Let $X$ be a random variable with density:
$ f_{X}(x) = \begin{cases} 1 - \theta & \frac{-1}{2} < x < 0 \\ 1 + \theta & 0 \leq x < \frac{1}{2} \\ 0 & otherwise \end{cases} $
Where $\theta \in (-1,1)$ is an unkown value. We have a random sample $X_{1},...,X_{n}$.
Find the maximun likelihood estimator for $\theta$.
This was an excersive on a test I took a few weeks ago and while I passed the test I still can't figure out what is the correct approach to this problem. I went through my notes and haven't seen a problem like this before.
I tried the usual way of writing $L(\theta, X_{1},...,X_{n})$ and trying to maximize it but that got me nowhere useful.
Any help would be greatly appreacited, thanks!

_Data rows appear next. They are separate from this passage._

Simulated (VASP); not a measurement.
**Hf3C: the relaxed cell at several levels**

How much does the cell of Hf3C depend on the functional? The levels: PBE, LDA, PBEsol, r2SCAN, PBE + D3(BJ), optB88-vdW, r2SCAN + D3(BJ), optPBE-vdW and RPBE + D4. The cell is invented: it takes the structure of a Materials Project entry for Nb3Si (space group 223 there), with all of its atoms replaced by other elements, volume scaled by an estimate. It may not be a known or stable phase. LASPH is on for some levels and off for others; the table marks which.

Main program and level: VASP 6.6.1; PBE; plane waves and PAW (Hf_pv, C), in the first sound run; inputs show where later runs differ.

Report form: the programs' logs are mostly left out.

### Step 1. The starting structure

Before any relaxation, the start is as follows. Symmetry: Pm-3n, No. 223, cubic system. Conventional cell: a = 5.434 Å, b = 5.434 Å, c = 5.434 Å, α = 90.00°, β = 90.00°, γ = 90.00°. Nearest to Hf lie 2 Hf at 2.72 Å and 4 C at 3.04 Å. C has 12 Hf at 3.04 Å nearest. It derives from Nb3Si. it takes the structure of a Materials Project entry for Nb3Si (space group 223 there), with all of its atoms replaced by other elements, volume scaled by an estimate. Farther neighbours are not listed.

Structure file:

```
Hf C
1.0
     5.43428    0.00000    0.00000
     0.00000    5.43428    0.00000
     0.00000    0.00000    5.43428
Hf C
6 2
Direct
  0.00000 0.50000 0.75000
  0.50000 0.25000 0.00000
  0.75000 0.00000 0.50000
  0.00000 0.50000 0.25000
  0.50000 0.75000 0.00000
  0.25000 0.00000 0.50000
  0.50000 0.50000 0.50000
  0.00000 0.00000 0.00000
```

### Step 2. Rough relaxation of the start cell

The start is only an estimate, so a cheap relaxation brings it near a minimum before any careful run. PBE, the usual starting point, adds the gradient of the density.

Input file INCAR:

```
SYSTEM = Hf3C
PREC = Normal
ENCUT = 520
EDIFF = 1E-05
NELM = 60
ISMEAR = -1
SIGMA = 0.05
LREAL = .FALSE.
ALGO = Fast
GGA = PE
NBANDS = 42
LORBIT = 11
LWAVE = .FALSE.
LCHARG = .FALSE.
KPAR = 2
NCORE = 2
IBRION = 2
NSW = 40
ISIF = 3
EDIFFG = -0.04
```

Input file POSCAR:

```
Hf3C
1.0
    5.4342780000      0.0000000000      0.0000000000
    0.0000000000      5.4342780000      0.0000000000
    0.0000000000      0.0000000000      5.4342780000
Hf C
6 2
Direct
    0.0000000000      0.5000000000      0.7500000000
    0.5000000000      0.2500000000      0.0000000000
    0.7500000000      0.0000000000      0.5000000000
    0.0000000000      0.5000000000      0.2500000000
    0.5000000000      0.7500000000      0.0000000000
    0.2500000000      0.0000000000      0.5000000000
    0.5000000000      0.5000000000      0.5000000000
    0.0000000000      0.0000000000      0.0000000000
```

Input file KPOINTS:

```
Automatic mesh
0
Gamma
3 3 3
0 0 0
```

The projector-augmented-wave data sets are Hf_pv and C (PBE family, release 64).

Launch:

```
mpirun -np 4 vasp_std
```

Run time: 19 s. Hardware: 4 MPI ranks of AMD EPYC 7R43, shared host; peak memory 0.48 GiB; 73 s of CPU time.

Let $a=\sum_{i=1}^n\mathbf 1_{(-\frac{1}{2},0)}(X_i)$ be the number of observations between $-\frac{1}{2}$ and $0$. Then the number of observations in $\left[0,\frac{1}{2}\right)$ is $n-a$. The likelihood function is $$L(\theta)=(1-\theta)^a(1+\theta)^{n-a}$$ and the log-likelihood function is $$l(\theta)=a\log (1-\theta)+(n-a)\log (1+\theta)$$ Differentiating $l(\theta)$ and equating it to $0$, $$l'(\theta)=-\frac{a}{1-\theta}+\frac{n-a}{1+\theta }=\frac{-a(1+\theta)+(n-a)(1-\theta)}{1-\theta^2}=\frac{-n\theta -2a+n}{1-\theta ^2}$$ This gives our desired MLE: $$\theta_{\text{MLE}}=\frac{n-2a}{n}=\frac{n-2\sum_{i=1}^n\mathbf 1_{(-\frac{1}{2},0)}(X_i)}{n}$$